Any time Christians raise moral concerns about same-sex surrogacy or same-sex parenting...
β¦the cultural response is as instant as it is predictable:
"What hateful, bigoted intolerance!"
And yet, at the heart of the Christian view of family is a simple conviction affirmed by Scripture, natural law, and most of human history:
Every child has a right to his or her own mother and father, and to deprive them is injustice, not "progress."
Recent analysis of the widely circulated Cornell University "studies" of children raised by same-sex parents seems to vindicate that truth. The indefatigable Katy Faust and her team at Them Before Us have blown a whistle worth listening to.
For years now, the Cornell "roundup" of various studies has given the illusion of a consensus that there is "no difference" in children raised by opposite-sex parents and same-sex parents.
But as it turns out, most of the studies included by Cornell suffer from methodological problems so glaring that they would be laughed out of any other field of child-welfare research.
For instance:
1. The parents knew the point of the study.

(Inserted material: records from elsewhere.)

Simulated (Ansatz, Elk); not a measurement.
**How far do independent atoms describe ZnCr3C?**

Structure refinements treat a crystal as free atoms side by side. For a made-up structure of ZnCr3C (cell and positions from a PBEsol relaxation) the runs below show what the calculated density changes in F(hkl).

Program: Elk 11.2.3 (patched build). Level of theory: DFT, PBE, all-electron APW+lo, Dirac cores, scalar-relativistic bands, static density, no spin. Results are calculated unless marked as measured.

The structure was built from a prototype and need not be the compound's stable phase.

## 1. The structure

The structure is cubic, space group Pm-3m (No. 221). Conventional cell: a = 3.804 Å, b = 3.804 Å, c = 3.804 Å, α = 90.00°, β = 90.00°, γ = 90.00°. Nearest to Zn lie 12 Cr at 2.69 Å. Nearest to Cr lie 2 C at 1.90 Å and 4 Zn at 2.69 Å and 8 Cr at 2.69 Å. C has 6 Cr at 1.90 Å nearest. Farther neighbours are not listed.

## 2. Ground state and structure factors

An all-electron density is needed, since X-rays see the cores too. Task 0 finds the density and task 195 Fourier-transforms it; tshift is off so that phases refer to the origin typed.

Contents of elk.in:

If you're told you're part of a project evaluating same-sex parenting, self-report bias is guaranteed.
2. Samples weren't random; they were recruited.
Most studies recruited same-sex parents through social circles or advocacy networks, meaning the participants were wealthier, more stable, and more motivated than the general population.
3. Sample sizes were tiny.
Many had fewer than 40 children, which is far too small to detect meaningful outcomes.
4. Almost no studies measured actual child outcomes.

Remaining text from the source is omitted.